Inside Intel with Gordon Moore

Gordon Moore still has a bottle of Napoleon brandy signed by the gang that helped get Intel up and running in 1968. The company co-founder and chairman emeritus won the bottle by wagering that by the end of that year, all the manufacturing gear for making semiconductor memories would be in place and the process would be ready to go. On New Year's Eve - only a week after a flood from a broken pipe threatened to shut the operation down - the group completed the groundwork. Moore threw a party for the bet's losers, and Intel has been beating the odds ever since. Like many early Silicon Valley start-ups, Intel was born of Fairchild Semiconductor, which Moore, integrated-circuit inventor Robert Noyce, and six others launched in 1958. Frustrated by management crises at Fairchild, Moore and Noyce decided to strike out on their own to form a company that would research, develop, and manufacture "integrated electronic structures". Moore recently spoke with Leslie Goff about the early days at Intel.

IDG: What was your original vision for Intel?

Moore: We wanted to make complex integrated circuits. And we saw semiconductor memory as the place to get started. But our vision didn't go that far. As a start-up, we were more concerned with short-term survival. We figured we had to get to $US25 million in revenues in five years - that was the vision. And we made $53 million in five years, so we met that comfortably.

Potential customers such as IBM and Digital Equipment weren't interested in microprocessors. What kept Intel going until they took notice?

It was all these embedded applications. The microprocessor was showing up in all kinds of things you would never have imagined - it offered an easy way to do programmable logic, and that is still the majority of microprocessor applications today.

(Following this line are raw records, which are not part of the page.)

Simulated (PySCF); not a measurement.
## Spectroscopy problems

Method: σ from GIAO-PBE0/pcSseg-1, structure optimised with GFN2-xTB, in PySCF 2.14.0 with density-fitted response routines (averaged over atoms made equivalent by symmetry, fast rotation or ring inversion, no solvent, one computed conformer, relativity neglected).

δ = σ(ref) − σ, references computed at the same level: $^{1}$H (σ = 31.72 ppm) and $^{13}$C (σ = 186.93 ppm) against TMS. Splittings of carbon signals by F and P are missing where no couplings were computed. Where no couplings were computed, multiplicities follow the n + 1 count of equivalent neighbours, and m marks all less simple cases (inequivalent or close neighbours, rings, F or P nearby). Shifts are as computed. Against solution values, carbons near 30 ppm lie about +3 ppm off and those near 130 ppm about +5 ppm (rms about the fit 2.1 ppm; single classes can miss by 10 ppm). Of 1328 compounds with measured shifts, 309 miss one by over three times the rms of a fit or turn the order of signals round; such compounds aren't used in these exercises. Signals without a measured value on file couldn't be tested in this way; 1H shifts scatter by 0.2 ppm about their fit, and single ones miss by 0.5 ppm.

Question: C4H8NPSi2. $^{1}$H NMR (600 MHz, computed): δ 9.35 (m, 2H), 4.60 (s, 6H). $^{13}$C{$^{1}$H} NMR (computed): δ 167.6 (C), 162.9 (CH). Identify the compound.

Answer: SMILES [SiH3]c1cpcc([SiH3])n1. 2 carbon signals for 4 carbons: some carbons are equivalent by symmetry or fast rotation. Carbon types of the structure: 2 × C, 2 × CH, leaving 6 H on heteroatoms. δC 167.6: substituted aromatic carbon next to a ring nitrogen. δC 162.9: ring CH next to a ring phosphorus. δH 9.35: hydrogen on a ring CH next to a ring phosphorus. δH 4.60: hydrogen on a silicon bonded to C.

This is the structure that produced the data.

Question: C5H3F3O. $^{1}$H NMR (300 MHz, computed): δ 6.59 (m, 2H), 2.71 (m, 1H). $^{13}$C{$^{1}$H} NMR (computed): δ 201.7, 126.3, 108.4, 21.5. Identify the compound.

What were some of the early applications?

A lot of funny things - some guy automated his chicken house using one of our microprocessors. I don't know what an automated chicken house does, but that was certainly creative. There was a marijuana sniffer that could replace drug-sniffing guard dogs. Then there were important ones like blood analysers. And early in the game, people started looking at them for automotive applications - Buick built a cruise control using one.

Did you ever think the whole thing was going to tank?

Surely not in '68. If you talk to Andy [Grove, current chairman and Intel's fourth employee], you get a different view. But I had been through two start-ups before, and Intel was so smooth - everything worked well. For him, it was his first, and he was closer to a lot that had to happen. And he considers it the most trying time of his life.

What do you recall about Grove's early management style?

Even though he had a strong technical background, he got much more interested and involved in organisations and how they were run. Have you ever heard about Andy's "Sign-in List"? I was complaining that we couldn't get a meeting going until 8:30 am. So he had the idea that anyone who entered the building after 8:06 am had to sign a list. If you got to the parking lot at 8:03 or 8:04, you would run to the building so you wouldn't have to sign the list. Even I did it. When Andy became president, he got rid of it. It was innocuous - there were no consequences of being on the list - but it had a significant psychological impact.

Outside of technical finesse, what are some of the things Intel did early that are still reflected in the company today?

We developed a strong corporate culture almost from the beginning that tried to let people with the greatest technical knowledge make the technical decisions. We haven't over-directed from the top. And we've had organisational strength - we always tried to hire the best people. The management team has all been people we hired early in their career, and that has given us a consistent culture that is very powerful.